I see there are lots of discussions about boundaries and the excellent article below helps to clarify the board's understanding of the term and ethos surrounding it.

https://bpdfamily.com/content/setting-boundaries

But I am still confused and I imagine others are too. One problem is that the term "values" is as vague and muddled as "boundaries" itself. Some people use the term as a synonym for "principles". Some people use the term as meaning "things that have value to me". Most people use it to mean first one thing and then the other, falling into the fallacy of equivocation and thus muddling their thinking further.

Another understanding of "boundaries" is the quite literal one of differentiation between persons - in this sense, a boundary is a line that marks that the separateness of Self and Other, that prevents one person from invading the individuality of another and serves to prevent enmeshment and engulfment.

I think the most useful understanding of "boundaries" is in terms of limits.

Our limits might:

1. Reflect our values-as-principles ("I will not have more than two alcoholic drinks because I believe that drunkenness is morally wrong") OR

2. Reflect our values-as-things-we-value ("I will not have more than two drinks because keeping a clear head is important to me"). OR

3. Represent how much we can withstand ("I will not have more than two drinks because I get sick and clumsy and light-headed when I do"). OR

4. Serve to delineate the individuation of self and other ("It is not my partner's place to tell me how many drinks to have - just because they choose to stick to two drinks doesn't mean I have to").

All of these things are boundaries and all of them are important, but there doesn't seem to be any one way of capturing them all without mixing them up.

I think a problem is that the term "boundaries" is inherently ambiguous - it is an umbrella term for a number of actually quite different things ("limits" shares that inherent ambiguity).

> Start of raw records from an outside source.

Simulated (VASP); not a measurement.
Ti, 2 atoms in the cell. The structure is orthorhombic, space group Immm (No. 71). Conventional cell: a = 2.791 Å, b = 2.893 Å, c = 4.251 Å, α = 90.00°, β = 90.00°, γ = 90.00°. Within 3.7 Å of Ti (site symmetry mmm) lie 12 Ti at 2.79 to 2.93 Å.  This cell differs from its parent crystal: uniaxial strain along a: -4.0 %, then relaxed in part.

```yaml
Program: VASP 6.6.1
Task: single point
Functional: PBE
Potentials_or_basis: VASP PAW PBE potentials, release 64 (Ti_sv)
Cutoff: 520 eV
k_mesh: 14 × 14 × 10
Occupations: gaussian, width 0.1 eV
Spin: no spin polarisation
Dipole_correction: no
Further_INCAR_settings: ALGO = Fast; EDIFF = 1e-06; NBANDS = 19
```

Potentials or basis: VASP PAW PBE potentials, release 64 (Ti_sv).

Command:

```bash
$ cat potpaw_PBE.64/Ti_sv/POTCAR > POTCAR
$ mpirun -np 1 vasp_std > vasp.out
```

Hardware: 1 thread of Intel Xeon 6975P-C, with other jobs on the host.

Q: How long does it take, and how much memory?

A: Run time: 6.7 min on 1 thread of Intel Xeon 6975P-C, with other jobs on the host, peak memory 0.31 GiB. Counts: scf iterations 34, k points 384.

However, I do fear that the emphasis on "values" risks causing confusion of a different sort - if members take this to mean values-as-principles then they risk blurring boundaries in the line-between-self-and-other sense by thinking that they should require their pwBPD to act in ways that are consisent with their (the member's) principles instead of their (the pwBPD's) own.

I have briefly fallen into all of the above traps myself and I'm a Philosophy grad, so, for people with little experience of deconstructing and disambiguating, it must be even more confusing.

Regardless of the terms used, I think the most important thing is to remember and  emphasise is that our boundaries are about us and not our pwBPD.